Extracting files from Burp intruder

About 2 min

Following the discovery of an authenticated Insecure Direct Object Reference (IDOR) vulnerability which allowed connected users to download files, I needed to extract them out of Burp. I could have done this with a loop and wget/curl but I was on Windows and it was much easier to deal with cookies within Burp. So I ran my intruder and then saved the items to a file.
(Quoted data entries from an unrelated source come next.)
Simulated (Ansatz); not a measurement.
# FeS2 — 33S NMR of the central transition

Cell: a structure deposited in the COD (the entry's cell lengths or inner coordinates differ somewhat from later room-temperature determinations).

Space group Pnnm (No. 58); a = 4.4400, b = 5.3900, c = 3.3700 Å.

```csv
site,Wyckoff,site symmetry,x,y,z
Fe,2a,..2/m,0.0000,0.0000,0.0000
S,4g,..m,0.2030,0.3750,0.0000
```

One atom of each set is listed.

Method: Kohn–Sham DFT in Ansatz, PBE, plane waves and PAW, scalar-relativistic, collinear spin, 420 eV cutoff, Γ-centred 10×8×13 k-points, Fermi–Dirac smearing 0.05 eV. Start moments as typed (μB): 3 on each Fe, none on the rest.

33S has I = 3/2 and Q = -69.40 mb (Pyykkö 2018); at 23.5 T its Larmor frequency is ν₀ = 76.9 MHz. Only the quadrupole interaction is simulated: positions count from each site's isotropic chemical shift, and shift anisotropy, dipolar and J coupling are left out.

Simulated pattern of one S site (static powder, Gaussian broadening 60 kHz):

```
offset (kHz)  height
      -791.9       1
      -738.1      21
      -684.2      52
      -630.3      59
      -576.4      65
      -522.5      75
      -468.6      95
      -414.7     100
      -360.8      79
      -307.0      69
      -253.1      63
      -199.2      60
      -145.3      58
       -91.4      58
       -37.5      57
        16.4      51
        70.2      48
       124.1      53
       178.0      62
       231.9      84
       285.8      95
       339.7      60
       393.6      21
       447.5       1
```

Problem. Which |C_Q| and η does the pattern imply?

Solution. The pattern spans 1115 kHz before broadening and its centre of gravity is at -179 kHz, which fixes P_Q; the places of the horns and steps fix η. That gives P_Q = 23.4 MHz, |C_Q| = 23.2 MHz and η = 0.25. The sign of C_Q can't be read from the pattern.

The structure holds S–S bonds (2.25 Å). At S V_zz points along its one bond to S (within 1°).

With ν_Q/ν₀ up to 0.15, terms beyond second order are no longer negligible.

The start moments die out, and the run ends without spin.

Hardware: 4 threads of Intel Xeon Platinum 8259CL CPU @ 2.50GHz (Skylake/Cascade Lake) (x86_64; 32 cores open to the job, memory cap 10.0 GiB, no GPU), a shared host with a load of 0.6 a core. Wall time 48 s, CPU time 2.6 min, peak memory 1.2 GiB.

Burp export a file containing XML with both the request and the response base64 encoded. The document is like so :

<?xml version="1.0"?>
<!DOCTYPE items [
<!ELEMENT items (item*)>
<!ATTLIST items burpVersion CDATA "">
<!ATTLIST items exportTime CDATA "">
<!ELEMENT item (time, url, host, port, protocol, method, path, extension, request, status, responselength, mimetype, response, comment)>
<!ELEMENT time (#PCDATA)>
<!ELEMENT url (#PCDATA)>
<!ELEMENT host (#PCDATA)>
<!ATTLIST host ip CDATA "">
<!ELEMENT port (#PCDATA)>
<!ELEMENT protocol (#PCDATA)>
<!ELEMENT method (#PCDATA)>
<!ELEMENT path (#PCDATA)>
<!ELEMENT extension (#PCDATA)>
<!ELEMENT request (#PCDATA)>
<!ATTLIST request base64 (true|false) "false">
<!ELEMENT status (#PCDATA)>
<!ELEMENT responselength (#PCDATA)>
<!ELEMENT mimetype (#PCDATA)>
<!ELEMENT response (#PCDATA)>
<!ATTLIST response base64 (true|false) "false">
<!ELEMENT comment (#PCDATA)>
]>
<items burpVersion="2022.12.4" exportTime="Mon Dec 12 10:00:00 CET 2022">
  <item>
    <time>Mon Dec 12 10:00:00 CET 2022</time>
    <url><![CDATA[https://domain.tld/documents/15008/download/]]></url>
    <host ip="X.X.X.X">domain.tld</host>
    <port>443</port>
    <protocol>https</protocol>
    <method><![CDATA[GET]]></method>
    <path><![CDATA[/documents/15008/download/]]></path>
    <extension>null</extension>
    <request base64="true"><![CDATA[REDACTED]]></request>
    <status>200</status>
    <responselength>35419</responselength>
    <mimetype></mimetype>
    <response base64="true"><![CDATA[REDACTED]]></response>
    <comment></comment>
  </item>
</items>

In order to extract the files from it, I used the following script ugly script.

import base64
import re
import xml.etree.ElementTree as ET

# Variables
path = 'document-download.burp'
output_path = './extracted/'

def main():
    # Parse Burp file
    mytree = ET.parse(path)
    myroot = mytree.getroot()

    # Search through each item in the file
    for item in myroot.findall('item'):
        try:
            # Retreive the response
            based = (item.find('response').text)

            # Decode the response
            data = base64.b64decode(based)

            # Retrieve the headers from the response
            headers = data.split(b'\r\n\r\n')[0]

            # Retrieve the content from the response
            content = data.split(b'\r\n\r\n')[1]

            # Extract the filename from the response headers
            regex_expression = r'filename=(?:\")?([a-zA-Z0-9\-\_\.\_]*)(?:\")?'
            filenames = re.findall(regex_expression, headers.decode("utf-8"))
            if len(filenames) <= 0 :
                raise Exception("No filename was identified")

            # Get the first match
            filename = filenames[0]

            # Generate the output path
            output_name = output_path + filename
            print (f"[+] Extracted : {filename}")

            # Write the body to a file using extracted filename
            f = open(output_name, "wb")
            f.write(content)
            f.close()

        # If something goes wrong, print the exception
        except Exception as e:
            print(e)

if __name__ == "__main__":
    main()

The script is using the filename value out of the Content-Disposition HTTP header of the response.